Monday, February 20, 2012

Quinquagesima

The preaching rota yesterday for our clergy circle at St. Andrew's gave us, happily, Archdeacon Chess. But I had some notes toward a sermon anyway.

II Kings 2: 1-12
II Corinthians 4: 3-6
Mark 9: 2-9

O God, who before the passion of thy only-begotten Son revealed his glory upon the holy mount: Grant unto us that we, beholding by faith the light of his countenance, may be strengthened to bear our cross, and be changed into his likeness from glory to glory; through Jesus Christ our Lord, who liveth and reigneth with thee and the Holy Spirit, one God, for ever and ever. Amen.

Comparing the traditional calendar with the new calendar—though perhaps a bit of a stretch to keep calling the 1979 calendar “new”—what was once Quinquagesima, “the Sunday next before Lent,” is now “the Last Sunday after the Epiphany.” A slight shift of emphasis. In both cases a turning point, a pivot. And it may surprise you to know that I think at this moment the new calendar is in one way at least superior to the old in helping us hold to and appreciate the tension in the turning, the “g-force.”

The proper collect, a modern composition according to Marion Hatchett, first appearing in Anglican Prayer Books in the 1928 Church of England revision, adopted into the Episcopal Church revision then of 1979, containing the two directions of energy.

From Bethlehem to Jerusalem, Christmas to Good Friday, the Manger to the Cross. It’s all there. “O God, who before the passion of your only-begotten Son,” – there’s Holy Week—“revealed his glory upon the holy mountain”—there’s Epiphany, the manifestation of Christ. “That we, beholding by faith the light of his countenance”—there we are with the Shepherds, the Wise Men—“may be strengthened to bear our cross.” Again, like Simon of Cyrene along the Way of Sorrow. Just wonderfully holding both of these together in this turning. Back and forth, interwoven: Incarnation and Atonement.

These two great centers held together, pressed together in this turning point as when matter and antimatter collide in the warp drive reactor engines of the Starship Enterprise. (If you will pardon that.) And there is an explosion and implosion that tears the fabric of the universe and fills it with radiant light.
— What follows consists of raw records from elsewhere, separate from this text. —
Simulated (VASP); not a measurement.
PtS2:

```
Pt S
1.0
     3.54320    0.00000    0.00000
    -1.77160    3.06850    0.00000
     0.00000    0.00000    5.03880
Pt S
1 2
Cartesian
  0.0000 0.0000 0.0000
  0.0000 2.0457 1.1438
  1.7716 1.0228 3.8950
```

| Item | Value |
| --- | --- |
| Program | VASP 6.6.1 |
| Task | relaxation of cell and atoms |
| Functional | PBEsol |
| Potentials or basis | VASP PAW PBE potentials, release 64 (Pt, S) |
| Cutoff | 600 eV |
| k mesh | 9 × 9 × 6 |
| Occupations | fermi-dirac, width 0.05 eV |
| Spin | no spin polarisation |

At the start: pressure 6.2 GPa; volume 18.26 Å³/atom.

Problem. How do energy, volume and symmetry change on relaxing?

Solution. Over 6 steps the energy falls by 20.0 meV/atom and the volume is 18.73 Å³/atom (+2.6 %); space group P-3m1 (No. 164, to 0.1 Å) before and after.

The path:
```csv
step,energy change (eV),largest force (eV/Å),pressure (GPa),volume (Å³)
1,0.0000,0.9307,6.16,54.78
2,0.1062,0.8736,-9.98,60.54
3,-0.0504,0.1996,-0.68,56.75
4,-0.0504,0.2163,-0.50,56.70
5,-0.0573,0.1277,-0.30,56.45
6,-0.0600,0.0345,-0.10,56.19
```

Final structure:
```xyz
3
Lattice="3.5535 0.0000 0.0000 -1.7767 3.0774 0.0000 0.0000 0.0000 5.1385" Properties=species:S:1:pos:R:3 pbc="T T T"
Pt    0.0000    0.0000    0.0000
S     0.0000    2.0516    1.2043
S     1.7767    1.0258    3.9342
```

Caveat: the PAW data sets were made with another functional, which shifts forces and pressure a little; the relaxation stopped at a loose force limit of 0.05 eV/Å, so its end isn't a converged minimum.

The great vision of the Prophet Elisha as Elijah is taken up into heaven. “A chariot of fire and horses of fire . . . ‘Father, father! The chariots of Israel and its horsemen!”

And Paul to the Christians in Corinth: the god of this world has blinded the minds of the unbelievers, to keep them from seeing the light of the gospel of the glory of Christ, who is the image of God. For it is the God who said “Let light shine out of darkness” who has shone in our hearts to give the light of the knowledge of the glory of God in the face of Jesus Christ.

Glory! Christmas and Holy Week, Epiphany and the Cross. Glory. Easter everywhere. And his name shall be called Emmanuel. God with us.

It is one of my favorite movies. The Robert Duvall—“The Apostle.” A story about loss and brokenness and redemption in the life of a Pentecostal preacher, and as he moves through the different phases of the story that is the word that is always on his lips, what he looks for and finds even in the midst of all kinds of messiness of his life. Glory. Glory. Glory.

What Elisha caught a glimpse of. What Paul and the Christians of Corinth have seen and known. What the disciples see at the top of the mountain. Light and glory. The heavenly voice. And then, in the quiet of the still moment that follows, they could see “only Jesus.” Such a beautiful phrase. The music: they saw no one with them any more, but only Jesus. Where it all comes together. In whom we live and move and have our being. The glory of the Father in the face of the Son.

To catch a glimpse of that. That can change everything.

The whole business of Lent ahead, it does seem like a lot of hard work. Self-examination and repentance. Turning on the path of obedience. Amending our lives. Away from sin and toward God. “Putting off the old man.” Bearing our cross. From certain points of view it just doesn’t make sense. Why put ourselves through all this? Life is short. Shouldn't we mainly focus on having a good time? And perhaps those points of view are those loyal to the one Paul calls “the god of this world.” The one who tries so often successfully to “blind the mind.”

But not if you’ve seen what we’ve seen, what we can see now, opening our eyes and our ears and our minds and our hearts. Here at this mountaintop. Where there is a vision to lift us up and fill our minds and hearts. This Holy Communion. He in us and we in him.

I’m descended from a long line of Northern European introverted males, with patron saints like Gary Cooper and John Wayne, but at the top of this mountain it’s all awe and mystery and open-eyed visionary mysticism. Ready or not.

It caught those down-to-earth fishermen Peter and James and John by surprise too.

But we would see him today and stand in his glorious presence. Stand there with them.

And then they looked again and could see only him: only Jesus. Only Jesus. Who was with us at the beginning and who promises to be with us to the end and forever. With forgiveness and healing, grace and mercy and blessing. Bright with the radiance of heaven. The word proclaimed here in the midnight of Christmas, the first chapter of St. John, and at the foot of the cross, and in our lives. God with us.

And the Word was made flesh, and dwelt among us, (and we beheld his glory, the glory as of the only begotten of the Father,) full of grace and truth.

May this vision at the mountaintop encourage us and sustain us as we would keep a holy lent. Strengthen us. And bring us finally home to his Easter morning.